Despite the reputation for violent acquisitiveness that Mongolians acquired when Genghis Khan and the Golden Horde forged the world's greatest land empire in the 12th and 13th centuries, Mongolia developed as a communal land-sharing system long before capitalists and Communists clashed over the principles of property and ownership.
Every herding clan led its animals across a specific seasonal grazing route established by the clan's ancestors, and the right to this path was respected by others through an unwritten code based on honor and mutual cooperation.
But as the modern world has encroached on this remote country, Mongolia has been trying to reinvent itself as a free market democracy.
Many local politicians and economists now say that Mongolia's traditional land regime is the core cause of its backwardness and want to replace it with a Westernized property management system under which land would be parceled out and privatized.
"Our plan is, every citizen gets some land free once, in one area," said Myagmarsuren Dechinlkhundev, consultant to the government's standing committee on environment and rural development in Ulan Bator.
In cities it might be just 0.3 hectares, or more than 0.7 acres, he said, but in rural areas it could be about 0.75 hectares.
"Doing this in rural areas," he said, "faces more difficulties, but we're determined to go ahead. Private land is the base for a free economy."
That is a view rooted in the developmental model that a Peruvian economist, Hernando De Soto, outlined.
De Soto, in his book, "The Mystery of Capital: Why Capitalism Triumphs in the West and Fails Everywhere Else," contends that the problem often "is that people just aren't sure of what they own."
"Everybody who feels they have something of value," he said, is free to use it in trade, "either mortgage it, lease it, sell it, develop it, whatever."
But while this prescription made sense for agrarian countries in which feudalism denied peasants ownership of the land they tilled, its economic efficacy seems less obvious in Mongolia, where more than a million of the 2.5 million people are herders.
Though they may not know it, Davasuren and his wife are experiments in Mongolia's land privatization initiative, and things are not going too well for them.
When the government first offered them a plot of four-tenths of a hectare in Bayanzurh Toucho in a new community built for nomads agreeing to be settled down, they grabbed it without questions. But now Davasuren says that while he appreciates owning some land, he is not sure what to do with it.
"We're trying to farm - grow things," he said, gesturing to the small rows of cucumbers, carrots and tomatoes that line his fence. But it's "not easy or enjoyable" for wandering nomads to learn how to farm, he said.

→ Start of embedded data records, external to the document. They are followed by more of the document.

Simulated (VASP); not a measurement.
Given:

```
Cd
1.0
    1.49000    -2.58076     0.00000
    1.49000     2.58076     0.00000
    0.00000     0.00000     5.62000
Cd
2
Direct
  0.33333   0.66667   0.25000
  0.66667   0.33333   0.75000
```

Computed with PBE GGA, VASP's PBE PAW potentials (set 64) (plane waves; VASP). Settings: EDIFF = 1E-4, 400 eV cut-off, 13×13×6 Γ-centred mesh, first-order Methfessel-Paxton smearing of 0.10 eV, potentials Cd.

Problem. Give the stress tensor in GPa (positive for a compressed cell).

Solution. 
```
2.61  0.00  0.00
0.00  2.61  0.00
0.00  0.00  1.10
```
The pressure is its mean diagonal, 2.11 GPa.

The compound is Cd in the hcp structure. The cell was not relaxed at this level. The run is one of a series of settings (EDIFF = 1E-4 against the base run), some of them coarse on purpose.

Although Davasuren and his wife have been "settled" for more than a year, they say they still cannot get used to the idea of living in a concrete or brick home. So they have simply pitched their old gher or yurt - the round canvas and felt tent used by nomads - in the middle of their plot.
Such discomfort over surrendering traditional ways of living was given expression in November 2002 when hundreds of farmers and nomads protested the government's land privatization by driving tractors and marching into Ulan Bator's Sukhbaatar Square.
Although the government backed off from some of its more controversial proposals, both the Mongolian People's Revolutionary Party, whose candidate, Nambariin Enkhbayar, was just elected Mongolia's president, and the Democratic Party, whose leader, Elbegdorj Tsakhia, is currently prime minister, still support land privatization.
Perhaps land privatization makes sense in the city, said Narangerel, a nomad trying to continue with her time-honored occupation despite growing obstacles. "But in the countryside it would create huge problems. How would we take our animals grazing?"
Because sheep and goats graze vast areas clean of vegetation within weeks, herders need to keep moving onto fresh pastures. That is why few permanent settlements have ever taken root in Mongolia, and in transitory "villages," people just pitch their ghers along their grazing routes.
Sitting inside Narangerel's gher is surprisingly comfortable. A wood-burning fire in the center keeps the home warm through Mongolia's bitter winters, and a carved wooden chest of drawers stands between beds laden with sheepskin.
It is a life Narangerel says she knows and likes and that she doesn't need or want change.
Sentiments like that seem to embarrass planners like Myagmarsuren somewhat. They say nomadism is backward, and they do not deny that the intended land reform is a backhanded way of moving Mongolia's scattered population into cities.
"Urbanization is linked to progress," said Dorjnamjim Lhaajav, the country manager in Ulan Bator for the International Finance Corporation, a unit of the World Bank.
Today, many young Mongolians seem happy to swap their traditional dels, or long silk shirts worn over baggy trousers, for stylish black leather outfits in rapidly modernizing Ulan Bator. But many others, like Narangerel, still shudder at the thought of giving up their life on the plains to live in a cookie-cutter apartment.
To ease such concerns, Myagmarsuren insists that "traditional pasturelands will not be privatized" and the herders' lives would remain undisturbed.
But already "more than 30 percent of public land has been leased to private mining companies" that have invested massively in Mongolia and its rich resources over the last few years, Dorjnamjim said. That is causing "herders a lot of trouble because in many places mining leases cut into pasture lands."
Since only 30 percent of Mongolia, the size of Western Europe, is geologically mapped, many herders say that the government's real goal is to get them off land it wants to explore and lease out to mining companies, who produce more than half of Mongolia's industrial output and nearly all of its pollution.
But herders are hardly proving to be friends of the earth. After Soviet-era controls on how many animals people could own were lifted, Mongolia's livestock population jumped from 25 million to 35 million.
This resulted in such massive overgrazing and desertification that the prime minister, Elbegdorj, recently acknowledged that Mongolia's desert area was expanding "by more than 20 to 30 kilometers every year." This gives rise to massive sandstorms that often darken the skies as far away as North America.
Such concerns seemed far away in the cozy warmth of Narangerel's gher. Her child lay swaddled in sheets on one of the beds, and outside the new puppy she was training to be a watchdog whined for its dinner.
She does not care if this is not very modern. "I don't like UB," she said, referring to Ulan Bator. "I want to die here, in the country, where it is beautiful."